Although Koons ascribes to Sellars a supreme moral principle, this supreme moral principle is not Given and so does not run afoul of moral foundationalism:

even if there is a sense in which particular moral judgments rest on a master moral principle, this principle cannot serve as a moral regress stopper because there is another dimension in which our particular moral judgments are prior in the order of justification to this master moral principle. (263)

What secures a relation between moral judgment and the world is not that moral judgment rests on a supreme principle that is somehow grounded in the very nature of reality, but rather because -- here building on Kukla and Lance (2014) -- "we are embodied creatures skillfully navigating our physical environment, and hence our practices are essentially, inherently, and ineliminably world-involving" (267). Moral judgments are not connected to the world through pure practical reason but through world-involving embodied habits.

Though Koons argues (successfully, in my view) that Sellars's rational expressivism is a compelling metaethical account, he is not merely explicating Sellars's thought. Rather, there are several key junctures at which he thinks that Sellars is mistaken and needs correcting. First, Koons argues against Sellars's thought that normative discourse is causally reducible to, but logically irreducible to, non-normative discourse (chapter 2); second, he argues that Sellars was mistaken in holding that practical inferences are necessary truths (chapter 6); finally, he argues against Sellars's "mistaken formalism" (chapter 14) according to which particular moral judgments are derived from the supreme principle of morality. I concur with Koons on the second and third points: he is clearly right that Sellars's conception of material inferences as non-necessary, non-monotonic inferences is helpful for understanding practical reasoning, and hence we should think of moral judgments as essentially involving material practical inferences. He is also correct, though Koons's expressivism may be more Brandomian than Sellarsian, that the supreme principle of morality is better understood as expressing what we are already committed to in our substantive particular moral judgments.
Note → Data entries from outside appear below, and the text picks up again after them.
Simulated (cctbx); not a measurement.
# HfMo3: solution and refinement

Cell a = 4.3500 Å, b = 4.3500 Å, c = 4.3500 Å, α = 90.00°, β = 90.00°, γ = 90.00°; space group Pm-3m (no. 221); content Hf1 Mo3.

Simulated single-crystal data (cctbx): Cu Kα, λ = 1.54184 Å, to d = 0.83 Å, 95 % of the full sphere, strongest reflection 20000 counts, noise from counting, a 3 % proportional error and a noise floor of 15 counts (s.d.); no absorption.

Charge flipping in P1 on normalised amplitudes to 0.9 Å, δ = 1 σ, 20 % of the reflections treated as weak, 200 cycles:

With respect to the Sellarsian claim that normative discourse is causally reducible to, but logically irreducible to, non-normative or naturalistic discourse, I am not entirely sure how Koons intends to distinguish causal reducibility (or irreducibility) from logical reducibility (or irreducibility).[1] The argument Koons makes against the causal reducibility of the normative to the natural seems to hinge on semantic considerations: the causal reducibility-cum-logical irreducibility thesis is nothing more, on his account, than the idea that expressions with different intensions can share the same extension. What is true, Koons admits, is that

the irreducibility of normative claims to naturalistic language is merely the irreducibility of the semantic metalanguage to a purely extensional descriptive language . . . we use our language for things besides describing, and those things cannot be reduced to describing or restated as a set of descriptions. (212; emphasis original)

But this does not permit any hope that a future science could eliminate all normative discourse in favor of a description of all human behavior in purely extensional terms. Cogent as this argument is, I worry that causal reducibility is not a semantic concept, but an epistemological one, and more precisely, a concept that belongs to philosophy of science. Koons has made the argument too easy on himself by adopting a semantic conception of the distinction itself between causal reducibility and logical reducibility. To show that intensional discourse is not causally reducible to the vocabulary of the natural sciences, one would need to engage with the relevant literature on reduction in philosophy of science (e.g., Dupre 1993; Horst 2007) and not analytic philosophy of language.

That said, I do agree with Koons that Sellars's larger philosophical ambition is "to accommodate -- via a thoroughgoing nominalism -- the framework of normativity (and of persons more generally) within a strongly scientific worldview" (12).[2] Given this ambition, "even if normative language is not logically reducible to descriptive language, we should be able to tell a story about how following norms is something that is possible for physically describable creatures in a natural environment" (329), which would vindicate the thought that "Sellars's ethical theory is naturalistic precisely because he does away with appeal to causally explanatory moral properties and explains ethical discourse in expressive -- rather than descriptive -- terms" (334).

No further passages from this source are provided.